July 8 (Bloomberg) -- Emerging-market stocks fell after a lower-than-forecast increase in U.S. jobs dimmed the outlook for global growth.
The MSCI Emerging Markets Index slid 0.3 percent to 1,163.93 at 4:30 p.m. New York time, trimming this week’s gain to 0.6 percent. India’s Sensex index fell the most in about three weeks as metal and mining companies sank. Russia’s benchmark index declined 0.9 percent. Brazil’s Bovespa index dropped 1.1 percent, posting the biggest weekly loss since January.
The benchmark developing-nation equity index earlier advanced as much as 0.5 percent, then dropped after Labor Department figures showed U.S. employers added 18,000 workers in June, less than the median forecast of 105,000 among economists, while the unemployment rate unexpectedly climbed to 9.2 percent, indicating a struggling labor market.

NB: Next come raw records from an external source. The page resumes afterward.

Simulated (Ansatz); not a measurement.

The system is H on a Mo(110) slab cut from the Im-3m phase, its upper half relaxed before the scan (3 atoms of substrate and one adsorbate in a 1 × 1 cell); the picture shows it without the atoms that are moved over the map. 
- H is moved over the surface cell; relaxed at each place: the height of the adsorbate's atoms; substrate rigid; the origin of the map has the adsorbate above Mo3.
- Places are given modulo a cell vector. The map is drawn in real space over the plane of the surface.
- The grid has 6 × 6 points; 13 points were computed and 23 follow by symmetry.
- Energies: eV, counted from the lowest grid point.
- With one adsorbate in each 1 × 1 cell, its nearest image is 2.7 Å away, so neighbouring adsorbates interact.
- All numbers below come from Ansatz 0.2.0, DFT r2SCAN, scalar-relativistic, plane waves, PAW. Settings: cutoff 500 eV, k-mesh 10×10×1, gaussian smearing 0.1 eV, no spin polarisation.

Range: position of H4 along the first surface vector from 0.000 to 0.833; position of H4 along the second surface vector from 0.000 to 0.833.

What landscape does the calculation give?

The job number “has immediately arrested the forward momentum of risk assets,” said Michael Roche, an emerging- market strategist at MF Global in New York. “It takes away some strength of a building sentiment toward a constructive second half of the year.”
The MSCI Emerging Markets Index has risen 1 percent this year, compared with a 4.9 percent advance in the MSCI World Index of developed-country stocks.
Crude oil dropped, falling 2.5 percent in New York on waning optimism for the economic rebound and fuel demand growth. Copper fell the most in almost two weeks and aluminum, lead and nickel also fell in London.
Hungary’s forint weakened 1.3 percent versus the dollar and the polish zloty fell 1.1 percent, the worst performers among major emerging-market currencies.
Poland’s WIG20 Index fell 0.9 percent, led by PKO Bank Polski SA, the nation’s biggest lender. Bank Pekao SA retreated 1.5 percent after trading of its parent UniCredit SpA was halted in Milan.
European regulators are seeking to assuage investor concern that banks in the region are inadequately capitalized with a second round of stress tests. Lenders will be made to disclose capital levels, estimates for profitability in 2011 and 2012 as well as their holdings of sovereign debt in the July 15 tests, the London-based European Banking Authority said in a statement today.
In Brazil, oil producer Petroleo Brasileiro SA and miner Vale SA followed crude and metal prices lower. Argentina’s Merval index fell for the first time in 10 days. Tenaris SA, the world’s largest producer of seamless steel pipes used in the petroleum industry, was among decliners dragging down the measure.
Emerging markets received $1.4 billion out of the total $6.2 billion net inflows into global stock funds in the week ended July 6, according to a report by EPFR Global today.
The extra yield investors demand to own emerging-market debt over U.S. Treasuries jumped 11 basis points, or 0.11 percentage point, to 300 basis points, according to JPMorgan’s EMBI Global Index.